Let $p: \mathbb{Z}^2 \to \mathbb{Z}_{\geq 0}$ be an injective polynomial; such polynomials are constructed here. I will show that, if we restrict $h$ to a countable list of polynomials, then $(1/2) + (1/2) (-1)^{\lfloor \phi p(x,y) \rfloor}$ works for almost all real numbers $\phi$.

We have the following Theorem of Bernstein:

If $b_n$ is a sequence of distinct integers then, for almost all $\theta$, the sequence $\theta b_n \bmod 1$ is equidistributed.

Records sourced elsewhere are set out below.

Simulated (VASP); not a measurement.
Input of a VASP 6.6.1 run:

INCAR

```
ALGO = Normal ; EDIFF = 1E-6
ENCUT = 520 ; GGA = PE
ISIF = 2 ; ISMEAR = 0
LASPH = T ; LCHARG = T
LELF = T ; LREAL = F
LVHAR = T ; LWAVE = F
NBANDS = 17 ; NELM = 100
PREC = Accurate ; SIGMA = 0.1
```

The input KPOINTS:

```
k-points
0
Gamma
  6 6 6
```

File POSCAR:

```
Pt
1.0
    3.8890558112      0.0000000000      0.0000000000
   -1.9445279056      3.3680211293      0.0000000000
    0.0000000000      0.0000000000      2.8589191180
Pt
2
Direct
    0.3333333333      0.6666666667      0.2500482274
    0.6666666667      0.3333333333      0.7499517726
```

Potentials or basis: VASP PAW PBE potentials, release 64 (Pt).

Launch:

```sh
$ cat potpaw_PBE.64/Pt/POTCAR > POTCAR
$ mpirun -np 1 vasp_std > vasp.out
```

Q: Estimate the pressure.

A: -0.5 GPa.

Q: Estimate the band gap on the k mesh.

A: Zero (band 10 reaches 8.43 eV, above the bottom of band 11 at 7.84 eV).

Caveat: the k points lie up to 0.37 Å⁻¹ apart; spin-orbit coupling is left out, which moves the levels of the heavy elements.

(Bernstein's paper is in German, but the statement is repeated on the Wikipedia page for equidistributed.) Since a union of countably many sets of measure zero is of measure zero, this shows:

Let $\mathcal{B}$ be a countable collection of sequences of distinct integers. (I.e. each sequence in $\mathcal{B}$ is a sequence of distinct integers.) Then, for almost all $\theta$, for all $(b_1, b_2, \ldots)$ in $\mathcal{B}$, the sequence $\theta b_n \bmod 1$ is equidistributed.

For every polynomial $h$ with integer coefficients, and every integer $r$, such that there are infinitely many solutions to $|h(x,y)| \leq r$, order those solutions in order of increasing $x^2+y^2$, breaking ties in some manner. Applying $p$ then turns this into a sequence of distinct integers. Find $\theta$ as above and put $\phi = 2\theta$. Then the integer $\lfloor \phi p(x,y) \rfloor$ is equally often even and odd in each of these sequences.